Milton Keynes Lib Dem leader Douglas McCall (Newport Pagnell South) asked at Wednesday’s Executive Committee meeting o Buckinghamshire and Milton Keynes Fire Authority whether the service has a recruitment problem.

Mark Hemming, the director of finance and assets, reported that there is currently a shortage of whole-time and on-call fire-fighters. But they have adopted a number of strategies to deal with it.

The fire brigade HQ in AylesburyThe fire brigade HQ in Aylesbury
The fire brigade HQ in Aylesbury

Mr Hemming said that they are temporarily increasing the number of trainees they are sending to the Fire Service College, in Gloucestershire, from 16 to 20 to get more employees in the pipeline.

The fire service is currently spending a quarter of a million pounds less than expected on its whole-time fire fighters because it has fewer than it expected to have.

The meeting in Aylesbury heard that they have been losing trained firefighters to the capital, where they receive a pay package boosted by London Weighting. And worse, this has recently been increased by seven per cent and backdated for two years.
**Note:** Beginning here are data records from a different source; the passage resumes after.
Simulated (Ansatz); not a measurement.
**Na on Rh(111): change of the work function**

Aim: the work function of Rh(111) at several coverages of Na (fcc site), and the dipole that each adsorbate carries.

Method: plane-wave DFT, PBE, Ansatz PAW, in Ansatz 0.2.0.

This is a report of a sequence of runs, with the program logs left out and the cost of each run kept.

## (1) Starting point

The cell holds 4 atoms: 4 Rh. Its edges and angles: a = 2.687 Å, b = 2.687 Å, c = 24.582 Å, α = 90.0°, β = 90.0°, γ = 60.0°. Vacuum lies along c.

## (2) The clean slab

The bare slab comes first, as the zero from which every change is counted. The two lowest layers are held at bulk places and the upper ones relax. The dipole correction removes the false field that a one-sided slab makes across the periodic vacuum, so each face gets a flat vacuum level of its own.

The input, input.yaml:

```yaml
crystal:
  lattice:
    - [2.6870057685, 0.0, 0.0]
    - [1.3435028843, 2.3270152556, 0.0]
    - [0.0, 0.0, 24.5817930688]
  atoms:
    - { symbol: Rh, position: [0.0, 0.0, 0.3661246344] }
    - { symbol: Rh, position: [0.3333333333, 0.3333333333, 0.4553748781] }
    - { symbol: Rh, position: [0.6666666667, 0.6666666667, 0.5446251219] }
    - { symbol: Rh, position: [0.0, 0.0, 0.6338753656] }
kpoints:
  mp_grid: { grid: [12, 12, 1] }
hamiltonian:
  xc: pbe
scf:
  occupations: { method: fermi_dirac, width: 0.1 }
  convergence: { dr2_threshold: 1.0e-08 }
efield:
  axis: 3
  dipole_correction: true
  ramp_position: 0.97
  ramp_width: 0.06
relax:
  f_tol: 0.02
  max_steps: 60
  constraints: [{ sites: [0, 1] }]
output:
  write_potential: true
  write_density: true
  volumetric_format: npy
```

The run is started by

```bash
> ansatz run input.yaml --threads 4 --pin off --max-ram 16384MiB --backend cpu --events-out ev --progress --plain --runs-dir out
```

Mr Hemming said in some parts of the south of Buckinghamshire, the cost of living in some towns was higher than in the London boroughs. This means that keeping hold of its trained firefighters is an important issue for them to tackle.

Mick Osborne, the deputy chief fire officer, told the meeting that they have also been successful in attracting 26 “expressions of interest” from firefighters who currently work for other services. They are also adopting a more flexible system of on-call firefighters who can respond locally.

Dave Norris, the head of service delivery, added that they are also making connections with the military, so that ex-service men and women can be attracted into firefighting.

The committee noted a report that, overall, the fire service is currently heading for an underspend of £161,000 on its revenue budget of £30.332 million.